Time is going by very quickly here. I am not sure how much I will be able to post over the next month. A lot of cool things are happening in the lives of my boys. And some difficult things are going on for us as a family too. Cliff is leaving for Iraq soon and it is hard to think of anything else at the moment when he is here. He is set to leave in less than a month and emotions are running high. We take a lot less for granted and know nothing will ever be the same for us very soon. We have people throwing us parties and well wishes coming from all over. The support has been awesome. Cliff broke down a few times this weekend and he is having a harder time than I am. I can't imagine what he is going through mentally. All I can say is that I adore him and will do all I can to help him get through the next month. I won't get into specifics but we are handling everything as well as can be expected. He is back in Sioux City, NE for this week and will come home early on Friday. He has to work for the Navy Reserves this weekend and he has a lot of things he is doing to prepare for next month. It is extremely busy and somewhat stressful time for us. But we are making the most of it. I shed some tears this past weekend as well and I am letting myself be human. My kids will never see me not being a person with feelings and emotions. We try to choose kindness and kind words over negative ones, but some days the truth hangs out all over the place.
Not too long ago I got out a calendar and tried to explain to Holden how long a year is since that is at least how long Cliff will be gone. He seemed to understand a little. Last night before bed he asked me to hug him--something he does a lot. Camden has been coming up to me a lot and hugging me. We have always been a close family and now we are even more close. The boys love their dad very much but I know this next year will be so hard on them and confusing. I can't explain to Camden (2.5) why is dad can't come home. I will need the patience of 50 moms and eyes like an eagle and ears like a dog this next year. It is going to change us all in so many ways. Some say this next year will be harder on me than anyone and some say it will be hardest on Cliff. No one knows for sure and it really doesn't matter. What is just is. As much as I hate what is happening and how little control we have over our life right now, I am trying to be graceful and loving. It is harder than hell some days.

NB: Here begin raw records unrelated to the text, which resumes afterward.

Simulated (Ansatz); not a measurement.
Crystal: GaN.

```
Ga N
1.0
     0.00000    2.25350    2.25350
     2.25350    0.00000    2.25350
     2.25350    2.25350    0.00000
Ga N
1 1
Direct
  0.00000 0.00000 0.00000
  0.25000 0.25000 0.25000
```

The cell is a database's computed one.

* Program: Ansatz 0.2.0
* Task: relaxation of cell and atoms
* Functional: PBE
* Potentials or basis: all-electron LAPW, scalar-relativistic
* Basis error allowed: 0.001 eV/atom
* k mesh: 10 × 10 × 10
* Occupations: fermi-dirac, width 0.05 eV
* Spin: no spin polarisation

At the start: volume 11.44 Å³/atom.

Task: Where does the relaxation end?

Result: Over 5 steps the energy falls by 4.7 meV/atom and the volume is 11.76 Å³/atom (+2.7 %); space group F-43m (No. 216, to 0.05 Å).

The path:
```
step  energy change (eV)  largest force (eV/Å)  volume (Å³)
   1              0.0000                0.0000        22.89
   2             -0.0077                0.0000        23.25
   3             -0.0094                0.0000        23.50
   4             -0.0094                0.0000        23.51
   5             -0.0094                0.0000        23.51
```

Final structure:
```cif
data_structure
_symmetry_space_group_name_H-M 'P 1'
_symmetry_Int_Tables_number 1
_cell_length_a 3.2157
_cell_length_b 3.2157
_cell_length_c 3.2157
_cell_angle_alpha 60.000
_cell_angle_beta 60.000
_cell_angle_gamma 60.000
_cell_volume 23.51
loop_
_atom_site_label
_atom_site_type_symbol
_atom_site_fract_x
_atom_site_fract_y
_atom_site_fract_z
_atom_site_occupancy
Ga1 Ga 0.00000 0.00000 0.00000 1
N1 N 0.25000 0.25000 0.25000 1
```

There have been a lot of Kodak moments here but I am trying to savor the moments so much that I don't want to stop to photograph them. I want to sear these precious times to my memory. Hopefully this week I will get some pictures of the boys to share. We have at least one cool thing planned. I will share it, if I get a chance. Both boys are learning and growing in many ways that we are so excited about. That is always important to us but I forget to write them down as they happen and there are so many cool things that it is hard to remember them all. Cliff keeps telling me he knows how fortunate we are to have such smart and adorable boys. They blow his mind. He complimented me in front of some friends last weekend by saying I was the best mom and how much he loves me. He went on and on. It almost made me cry.
Cliff will be getting a lap top and reading our blog and looking at the pictures I upload (he has informed me of this intention). This blog will be a good way to keep him informed on our lives while he is gone. Please bare with us and I hope this blog will be helpful to anyone curious about how unschoolers/homeschoolers and every day people deal with some very tough issues in life. I know I will need to be careful about what I write too for, Cliff's sake. So those of you who know me in real life will get the uncensored version. Those of you who know me, understand what I mean. I am not the sort of person who holds things back. I wonder if I will change that trait?
Hugs and kisses to all!!
3 comments:
Oh, sweetie...
I send you a big hug, know that you've got lots of people out here sending you Love and All Things Good...
Heather...my heart goes out to you right now...((((Hugs)))) I just can't imagine what you are going through or are about to go through......
Hugs and kisses to you Heather! I can't imagine how difficult it is. We will continually be sending you good energy and some prayers for a safe return to his family!